Calving season is marked by long days entrenched in nature’s capacity for harshness. Covered in the proof of death—sometimes unavoidable and sometimes our fault—the world feels heavy, blue, and cold, no sound but the wind ripping violently through the dry grass and blood pounding in my ears.

What if we found her just a little sooner?

What if we had left her alone a little longer?

What if we had been able to get her onto her side?

What if we were able to reposition the calf and we just didn’t try hard enough?

What if she didn’t have to die?

The growing list of questions and second guesses is a wide chasm of alternate realities to dwell on that end in life instead of loss.

Sometimes the questions lead to answers, maybe not definitive, but at least educational. Those I can swallow. A lesson hard-learned is regretful but valuable—I’ll never forget it. But sometimes the questions are unanswerable. And those I have to figure out how to let go of, like the grass lets the frigid wind pass through it without being ripped from the ground.

Other days, or moments within days, the world is bright and golden and blindingly beautiful. The sun lighting the grass so brightly that it’s hard to look at. A new mamma cow licking her strong healthy calf so fiercely that I want to cry with happiness. Sleep deprivation may be largely to blame, but really I should just come to terms with the fact that I’m an overly emotional creature, sleep or no sleep.

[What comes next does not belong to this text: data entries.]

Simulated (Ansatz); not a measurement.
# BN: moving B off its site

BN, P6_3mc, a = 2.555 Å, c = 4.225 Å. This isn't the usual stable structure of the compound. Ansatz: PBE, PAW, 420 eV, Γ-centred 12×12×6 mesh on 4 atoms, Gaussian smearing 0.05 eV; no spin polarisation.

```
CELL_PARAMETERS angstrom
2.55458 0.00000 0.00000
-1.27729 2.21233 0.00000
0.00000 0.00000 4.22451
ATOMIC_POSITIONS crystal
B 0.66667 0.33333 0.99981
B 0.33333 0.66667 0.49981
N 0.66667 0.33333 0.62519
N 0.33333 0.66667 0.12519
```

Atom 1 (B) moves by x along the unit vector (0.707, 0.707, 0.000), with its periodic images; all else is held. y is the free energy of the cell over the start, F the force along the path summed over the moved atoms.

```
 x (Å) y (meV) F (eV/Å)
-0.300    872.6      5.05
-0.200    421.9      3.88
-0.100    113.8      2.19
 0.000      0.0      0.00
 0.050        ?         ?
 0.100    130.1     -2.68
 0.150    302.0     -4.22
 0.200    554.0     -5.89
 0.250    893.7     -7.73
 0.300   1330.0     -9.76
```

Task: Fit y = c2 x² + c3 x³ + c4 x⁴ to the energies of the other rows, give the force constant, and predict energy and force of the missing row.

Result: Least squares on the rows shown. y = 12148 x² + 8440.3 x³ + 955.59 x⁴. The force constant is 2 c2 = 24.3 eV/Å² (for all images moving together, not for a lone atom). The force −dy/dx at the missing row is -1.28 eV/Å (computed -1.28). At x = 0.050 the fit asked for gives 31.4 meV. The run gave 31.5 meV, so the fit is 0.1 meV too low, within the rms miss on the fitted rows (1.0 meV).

Today we got some sleep. We woke late (for us) in our bedrolls in the calving barn, cocoons of wool and dust and stressful dreams. It had rained in the night and when we rode out onto the plains the air was still and the earth was damp and all the birds in the entire Texas panhandle were singing their praises to spring. Calves littered the plains—dark lumps still asleep in the grass and lively shapes leaping through the endless sea of gold. As we rode through them, I was overwhelmed with the feeling of privilege to have had a hand in their existence. To, in some cases, get to see them through the entire production cycle of their lives on the Frying Pan—from birth to branding, weaning, and eventually calving their own calves. Over and over the cyclical patterns of living with and for and by nature repeat themselves, and with any luck each time they pass by, I grasp a little more of their meaning, and learn enough lessons that spring can be full of more gold days than blue ones.